For a brief time Fraser’s duties included labour and factory legislation. He chaired a select committee to revise the Workmen’s Compensation for Injuries Act of 1886. The amendments passed on the recommendation of his committee in 1887 extended the act to railway companies and other employers even if they had their own voluntary insurance societies. However, they did nothing to lift the worker’s burden of civil action to prove negligence in order to secure damages from an employer. Fraser’s department was to have administered the pioneer Ontario Factories Act of 1884 once regulations for enforcing it were issued in 1887, but responsibility was transferred the following year to the Department of Agriculture. In any case innovative social legislation was not in keeping with Fraser’s political character: “He hated all meddling and mothering legislation,” Sir John Stephen Willison* later recalled.

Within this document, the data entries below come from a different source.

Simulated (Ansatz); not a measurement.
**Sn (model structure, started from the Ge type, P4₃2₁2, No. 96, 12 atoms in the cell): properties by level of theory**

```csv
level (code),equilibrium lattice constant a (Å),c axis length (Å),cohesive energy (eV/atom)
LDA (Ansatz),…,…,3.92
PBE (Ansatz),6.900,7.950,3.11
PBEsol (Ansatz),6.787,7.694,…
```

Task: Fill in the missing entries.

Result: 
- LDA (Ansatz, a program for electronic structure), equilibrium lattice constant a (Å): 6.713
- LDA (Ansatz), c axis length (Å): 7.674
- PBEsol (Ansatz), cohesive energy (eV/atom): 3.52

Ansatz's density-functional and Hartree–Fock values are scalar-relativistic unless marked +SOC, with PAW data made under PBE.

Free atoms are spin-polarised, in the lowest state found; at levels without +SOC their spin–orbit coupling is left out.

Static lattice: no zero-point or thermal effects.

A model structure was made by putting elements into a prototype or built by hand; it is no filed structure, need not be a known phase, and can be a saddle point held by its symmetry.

Fraser was a brilliant if sometimes acerbic parliamentarian who had all the skills of debate, procedural manœuvre, and humour needed to command respect in the assembly. To the bemusement of his contemporaries, he coined the term “brawling brood of bribers” to describe the ill-conceived attempt by Conservative partisans in 1884 to buy enough Liberal back-benchers to defeat the government. On the serious side, Fraser supervised the furtive effort to entrap the Conservative culprits involved in that attempt [see Christopher William Bunting. He also chaired the private bills committee, where he had the delicate and important responsibility of managing the legislation for many private railway charters and bills of incorporation.
Besides his departmental and parliamentary responsibilities Fraser participated directly in organizational politics. He served as a regional coordinator for the Liberal party in both federal and provincial elections in the St Lawrence valley constituencies east of Kingston. This organizational role, however, was eclipsed by his position as representative Catholic in the provincial cabinet. The key aspects of his brokerage role after 1873 were performed quietly and in the shadow of the so-called Lynch–Mowat concordat.
To understand Fraser’s function it is necessary to appreciate the divided character of the Catholic minority in Ontario. Despite the notion of a “Catholic vote,” there were always partisan divisions. Reinforcing this pattern of rivalry were growing tensions between Irish Catholics and Franco-Ontarians (evident as early as 1883), factional differences over the strategies of the Irish nationalist cause, and a growing lay rebellion against presumed clerical leadership. At the same time the episcopate was divided over political alliances and how to apply papal directives. In particular, the pragmatic Archbishop Lynch clashed with the assertive ultramontane Bishop James Vincent Cleary of Kingston. A would-be broker had to juggle all these factions in the midst of an overwhelming Anglo-Protestant majority in Ontario.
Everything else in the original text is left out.